Cisco ultra low latency support for MPI
My team demonstrated our new ultra-low latency Ethernet solution in the Cisco booth at SC this past week (it was so busy that I didn’t get to post this until it was all over!).
The short version is that we have implemented operating system bypass and NIC hardware offload via the Linux OpenFabrics verbs API stack. We call it “userspace NIC”, or “USNIC”.
But let’s cut to the chase — what’s the performance? Let’s break it down:
- On Cisco M3 servers featuring the Intel “Sandy Bridge” processor series, using Cisco 2nd generation Virtual Interface Cards (VIC), each with 2x10Gbps ports.
- With VICs hooked up back-to-back, the verbs half-round-trip ping pong latency is 1.7us.
- Then you add in 190ns port-to-port latency from Cisco’s newest ultra-high performance switch, the Nexus 3548.
- Then you add in 300-400ns latency for the prototype Open MPI plugin that we have written.
- Total MPI HRT pingpong latency is therefore ~2.3us.
We expect to bring the MPI latency down a little further, but this is a good starting point.

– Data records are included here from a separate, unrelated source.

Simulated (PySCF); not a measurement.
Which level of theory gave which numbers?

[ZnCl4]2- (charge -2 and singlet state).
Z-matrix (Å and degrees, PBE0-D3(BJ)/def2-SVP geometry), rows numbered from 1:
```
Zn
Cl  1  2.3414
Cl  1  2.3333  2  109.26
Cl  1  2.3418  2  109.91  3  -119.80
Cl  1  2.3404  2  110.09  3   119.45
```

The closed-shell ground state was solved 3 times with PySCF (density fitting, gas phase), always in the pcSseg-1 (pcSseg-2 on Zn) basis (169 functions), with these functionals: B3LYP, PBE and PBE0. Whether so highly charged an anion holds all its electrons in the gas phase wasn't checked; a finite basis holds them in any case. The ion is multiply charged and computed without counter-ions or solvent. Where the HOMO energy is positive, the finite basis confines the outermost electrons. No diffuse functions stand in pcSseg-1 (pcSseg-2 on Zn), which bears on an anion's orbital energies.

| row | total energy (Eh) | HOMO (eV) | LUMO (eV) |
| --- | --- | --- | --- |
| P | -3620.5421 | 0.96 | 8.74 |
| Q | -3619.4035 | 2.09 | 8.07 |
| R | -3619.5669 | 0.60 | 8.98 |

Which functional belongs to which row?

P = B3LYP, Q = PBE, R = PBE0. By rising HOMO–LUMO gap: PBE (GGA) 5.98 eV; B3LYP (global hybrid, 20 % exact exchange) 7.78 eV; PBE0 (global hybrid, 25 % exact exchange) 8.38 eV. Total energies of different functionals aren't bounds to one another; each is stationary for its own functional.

All the software above the VIC firmware will be open source. We still have some work to do to finish and clean up the code, but we hope to push it all upstream 1H2013.
The fun part is that this is a 100% software upgrade to existing Cisco hardware. So even if you already have Cisco M3 servers with the 2nd generation VIC, you can upgrade once the software becomes available.